A Streetcar Named Desire | Theatre review

Octagon, Bolton

We may try to kid ourselves otherwise, but for every one of us, all roads eventually lead to the cemetery. So it's worth taking a detour via Bolton, a place which may not qualify as the Elysian Fields, but where something rather remarkable is happening. Now in his second season as artistic director, David Thacker continues to take audiences on a rewarding journey through Shakespeare and 20th-century classics, matching great writing with astute productions. It's a reminder that audiences willingly rise to the challenge of meaty programming when they feel confidence in their local theatre, and that directors do their best work when they have a real passion for a play.

This delicately pitched revival of Tennessee Williams's great play is crammed into the centre of the stage, with the audience up close and personal so that you can never doubt the lack of privacy in the tiny New Orleans apartment where the broken Blanche DuBois comes to stay with her sister, Stella, and Stella's Polish-American husband, Stanley. The battle between Blanche and Stanley over living space is a microcosm of the greater battle that the two wage over Stella and for control of the future – a future that doesn't have room for both of them.

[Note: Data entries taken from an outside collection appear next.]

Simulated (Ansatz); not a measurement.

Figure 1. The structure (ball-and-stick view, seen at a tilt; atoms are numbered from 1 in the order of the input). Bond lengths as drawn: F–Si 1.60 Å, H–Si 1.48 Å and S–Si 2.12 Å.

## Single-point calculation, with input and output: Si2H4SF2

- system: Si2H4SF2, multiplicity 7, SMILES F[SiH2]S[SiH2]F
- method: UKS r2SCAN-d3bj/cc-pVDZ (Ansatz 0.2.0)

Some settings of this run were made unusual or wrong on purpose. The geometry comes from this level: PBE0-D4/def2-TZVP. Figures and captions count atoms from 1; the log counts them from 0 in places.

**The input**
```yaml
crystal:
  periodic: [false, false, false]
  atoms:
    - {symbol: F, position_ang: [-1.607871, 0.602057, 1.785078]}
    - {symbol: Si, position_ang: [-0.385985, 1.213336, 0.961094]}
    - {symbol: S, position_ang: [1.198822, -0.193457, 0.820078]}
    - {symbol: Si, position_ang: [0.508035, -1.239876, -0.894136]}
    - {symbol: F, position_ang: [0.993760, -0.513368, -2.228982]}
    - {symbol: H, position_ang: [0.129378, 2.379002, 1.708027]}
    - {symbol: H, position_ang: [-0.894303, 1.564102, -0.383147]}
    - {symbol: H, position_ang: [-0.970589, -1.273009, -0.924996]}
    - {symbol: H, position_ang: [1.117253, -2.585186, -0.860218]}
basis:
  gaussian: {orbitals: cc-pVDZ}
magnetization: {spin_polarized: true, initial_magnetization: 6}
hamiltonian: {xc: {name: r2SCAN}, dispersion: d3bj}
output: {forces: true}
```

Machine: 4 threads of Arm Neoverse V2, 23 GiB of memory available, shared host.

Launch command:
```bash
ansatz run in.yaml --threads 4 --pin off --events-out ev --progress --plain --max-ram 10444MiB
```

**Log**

Perhaps this revival misses the dangerous spark of electricity necessary to make the relationship between Kieran Hill's beefy Stanley and Clare Foster's Blanche really ignite, but there are other compensations, most notably in the relationship between Blanche and Stella (Amy Nuttall). It's not just the red hair that marks these two out as sisters, it is their easy complicity, shared gestures and memories.

If Blanche and Stanley battle over the future, Blanche and Stella are trying to protect the past – childhood innocence itself. In Ciaran Bagnall's design, the tram tracks that bring Blanche from the past to a future reliant on "the comfort of strangers" cut across Stella and Stanley's kitchen, a reminder that it is only a temporary rest-stop in Blanche's journey towards destruction.

Foster is terrific as the wounded Blanche, still bright-eyed and steely as she struggles for survival like a bird caught in the grasp of a hunter. Nuttall is passionate as the sister who must betray Blanche for the sake of her own marriage and child, and Huw Higginson brings complexity to Mitch, the would-be beau. I wept as Blanche walked from the house that proves no haven on the arm of the asylum doctor, her head held high, every inch a lady.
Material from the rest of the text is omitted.